Published : 15 Dec 2020 11:33 PM | Updated : 15 Dec 2020 11:46 PM

Any victory is great and the glory of the victory is greater than the victory itself. The sixteenth of December is the victory day for the people of Bangladesh. It is a red-letter day for the Bangla-speaking people around the world. We got our beloved motherland liberated with the surrender of the Pakistan Army to the Joint Command of Bangladesh and Indian forces after a nine-month of bloody War of Liberation in 1971.
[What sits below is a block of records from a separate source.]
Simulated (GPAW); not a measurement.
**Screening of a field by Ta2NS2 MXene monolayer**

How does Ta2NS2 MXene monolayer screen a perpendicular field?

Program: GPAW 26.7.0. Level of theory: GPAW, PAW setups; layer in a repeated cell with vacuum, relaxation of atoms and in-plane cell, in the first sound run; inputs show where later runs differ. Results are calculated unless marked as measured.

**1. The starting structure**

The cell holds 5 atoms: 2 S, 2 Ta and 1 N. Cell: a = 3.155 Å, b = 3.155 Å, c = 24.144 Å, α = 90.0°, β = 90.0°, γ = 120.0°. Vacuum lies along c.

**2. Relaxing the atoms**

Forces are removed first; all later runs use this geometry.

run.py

With the surrender of the Pakistan occupation army, Bangladesh emerged as a new, independent and sovereign nation on the world map. Since then, the sixteenth of December is celebrated with due honour as the Victory Day every year. This auspicious day will continue to be celebrated as the National Victory Day as long as Bangladesh itself will continue to exist. After the nine-month-long War of Liberation, the people of Bangladesh defeated world’s one of the mightiest armies and snatched victory on 16 December, 1971 when the Pakistan Army was forced to lay down their arms at the historic Racecourse ground from where Bangabandhu Sheikh Mujibur Rahman, the Father of the Nation, made a clarion call to the nation to fight until victory is achieved. The people of Bangladesh, who were being suppressed and oppressed by the Pakistani military rulers, took that call as an obligatory directive and fought a fierce war to make Bangladesh an independent nation.

In fact, the glorious moment of the independence of Bangladesh did not come just in a day. It took lives, blood and valuable time. There had been a long history of struggle waged by the mass people led by their leader Bangabandhu Sheikh Mujibur Rahman. Bangabandhu could feel the pulse of the oppressed people and could understand the real demand and basic needs of his people. After decades of struggle for the cause of the common people, Sheikh Mujibur Rahman, the champion of Bengali nationalism, got the nation ready to deal a final blow on the Pakistani military rulers.

According to the plan, Sheikh Mujib started scaling up the struggle phase by phase and in an opportune moment he put forward the historic charter of demand known as the Six-Point on behalf of the nation. With that demand, the country was united under the leadership of Bangabandhu Sheikh Mujibur Rahman and finding no other alternative, Ayub Khan was compelled to resign. General Yahya Khan took over the power of Pakistan and a general election was held in 1970. In the election, the Awami League led by Sheikh Mujib got the absolute majority to form the government in Pakistan. But the military rulers in connivance with Zulfikar Ali Bhutto, leader of the Pakistan People’s Party, hatched a deep-rooted conspiracy against the people of Bangladesh (then East Pakistan). They cracked down on the unarmed and innocent and sleeping people of Bangladesh in a military offensive codenamed Operation Search Light. The Pakistani military indiscriminately killed millions of people during the nine months and it came to be regarded as the worst possible genocide ever committed against humans in the world. Responding to that brutal mass killing, our valiant freedom fighters took up arms and after nine-month-long guerrilla warfare finally fought a decisive war. After the 13-day final phase of war, the Pakistan army was defeated and we got our long-cherished victory.

As the valiant commander of the 24-year-long struggle the greatest Bengali of thousand years, the Father of the Nation Bangabandhu Sheikh Mujibur Rahman, will always shine like a bright star in the annals of world history.

Bangabandhu means Bangladesh. Bangabandhu means freedom. Bangabandhu means our new entity. His existence belongs to every inch of the 55 thousand square miles of the land.

Pakistan army killed millions of people of this land including the old, women and children with the object of making us bow down and making us subjects to their wanton rule. But their evil dream never came true. They were defeated and we achieved victory. We are proud of our victory. But this victory was won with heavy price. More than three million innocent people had to sacrifice their lives for this victory. Unprecedented sorrow and pain marked the victory in the Liberation War of Bangladesh. It was a war which established the sovereign nation called Bangladesh. The war was one of the most fierce wars of the 20th century; it witnessed large-scale atrocities, the exodus of 10 million refugees and the killing of 3 million people.

On 16 December, 1971, the Pakistan occupation army headed by Lieutenant General Niazi was compelled to surrender to Lieutenant General Sri Jagjit Singh Aurora, Joint Commander of Indian and Bangladesh Forces, and sign the instrument of surrender amid thousands of cheering crowds at the racecourse.